The high-level decision makes it very likely that the commission will seek legal recourse.
Sources close to the investigation said that William J. Baer, the FTC's director of the bureau of competition, has recommended to the five-person commission that charges be filed against Intel for arbitrarily terminating nondisclosure agreements (NDAs), among other acts, which prevented computer companies from shipping products on time. These actions allegedly were undertaken to influence vendors into courses of conduct beneficial to Intel.
A source added the commissioners are likely to vote on the recommendation early next week, although the process could take longer. (Intel is an investor in CNET: The Computer Network.)
As reported last week by CNET NEWS.COM, the FTC's investigative staff sent its recommendation to Baer that a case be filed against Intel. Under agency procedure, after the director passes his recommendation onto the commissioners, the officials then review the recommendations and meet with the parties again before voting on whether to file a case.
At least one observer has said that some sort of legal action is imminent because the commission often follows the recommendation of the director. "There is a good chance that the commission will act against Intel," noted Steve Newborn, an antitrust attorney and former FTC investigator.
Kevin Arquit, a former attorney at the FTC, agreed that Baer's decision is significant. "It would be very unusual for him to recommend a case and the commission not bring it," said Arquit, now in private practice at Rogers & Wells in New York City.
Arquit added, however, that with three new commissioners on the five-commissioner board, there is less certainty about how it might act.
It is also possible that Intel might try to head a suit off, either through informal settlement negotiations or by arguing that the case has no merit. "What happens now is that [Intel] and its lawyers will do a dog-and-pony show in the commissioners' offices, where [the company] will attempt to talk them out of the case," Arquit said. "This is their last chance to resolve the situation informally in a way that involves the commission."
Intel clearly is more adverse to litigation than Microsoft, Newborn and others say. But an agreement would carry future restrictions on Intel's behavior. Under a settlement, the FTC could still file a complaint and sign a consent decree with the chip giant that would stipulate some ground rules for the company, said Howard Morse, another former FTC investigator.
The suit recommended by Baer would probably turn on Intel's relationship with computer makers Intergraph and Digital Equipment. Both companies have alleged that the chipmaker terminated NDAs as part of an effort to force them to enter into technology cross-licensing pacts. Without the information in the NDAs, the companies were hampered from releasing products based around Intel chips, the companies claimed.
Intergraph and Digital filed suit against Intel in 1997. While Digital settled its suit on terms that many observers thought were beneficial to Digital, the Intergraph suit continues.

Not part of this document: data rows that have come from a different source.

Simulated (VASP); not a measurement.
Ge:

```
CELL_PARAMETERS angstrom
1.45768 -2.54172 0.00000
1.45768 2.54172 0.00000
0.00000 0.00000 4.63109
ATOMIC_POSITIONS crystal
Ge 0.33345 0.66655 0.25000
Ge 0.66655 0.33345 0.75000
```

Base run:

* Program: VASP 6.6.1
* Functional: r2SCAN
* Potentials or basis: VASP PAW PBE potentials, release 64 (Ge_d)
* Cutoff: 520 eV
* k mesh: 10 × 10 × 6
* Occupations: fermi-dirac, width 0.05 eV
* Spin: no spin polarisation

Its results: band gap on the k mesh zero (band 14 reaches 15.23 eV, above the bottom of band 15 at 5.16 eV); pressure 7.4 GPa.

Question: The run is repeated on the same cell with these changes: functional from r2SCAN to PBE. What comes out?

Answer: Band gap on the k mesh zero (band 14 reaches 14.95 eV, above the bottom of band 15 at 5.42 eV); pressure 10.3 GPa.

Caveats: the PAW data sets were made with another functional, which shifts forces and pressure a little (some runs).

The case has served as a window on the chipmaker's business practices. Intergraph executives have testified that Intel executives, identified by name, withdrew nondisclosure agreements because Intergraph refused to license its own processor technology to Intel. Intergraph also said that it had to delay a workstation because the chip giant canceled promises to deliver microprocessors.
A U.S. District Court in Alabama that is hearing the case has so far ruled that Intel must provide Intergraph with product information and processors during the suit.
Meanwhile, the FTC apparently is looking at a broader case against Intel, examining whether the company's relatively tight control over its intellectual property has anticompetitive effects in the marketplace. That case is progressing and unlikely to be part of any initial lawsuit. Experts are divided on whether such a suit could be sustained.
Intel licenses its intellectual property, but often reluctantly, according to observers. This tight control could lead to antitrust problems for Intel because it is expanding its focus far beyond microprocessors, Newborn added.
For instance, Intel has said it has licensed technology to make highly integrated chipsets with graphics capabilities to other parties, but no manufacturer has yet to announce products based around an Intel license. If no competitor appears, Intel will not only have a monopoly in the chipset arena, but also it effectively will be using its dominance in microprocessors and chipsets to force graphics chipmakers out of the market, Newborn theorized.
Others suggest that the FTC's case could be tough to win because the technology licenses do in fact exist. Charles Rule, former head of the Justice Department's antitrust division and an attorney who also is representing Microsoft in other matters, pointed out that courts are reluctant to force companies to license their intellectual property. The only decision to support such a theory is the injunction decision in the Intergraph case.
The FTC already has wrapped up two other Intel investigations covering very specific matters. One looked into the company's acquisition of graphics chipmaker Chips and Technologies. The agency approved the acquisition earlier this year and terminated the probe.
A second inquiry followed the legal settlement with Digital. This deal also was approved.
Companies that have received subpoenas and requests for documents during the course of the current investigation include Digital, Intergraph, Cyrix, and Advanced Micro Devices. The agency also has contacted graphics chipmaker S3, which had once been a major supplier for chips on Intel motherboards.
A spokesman for Intergraph said recently that the FTC has been contacting the company approximately once a week.
Reuters contributed to this report.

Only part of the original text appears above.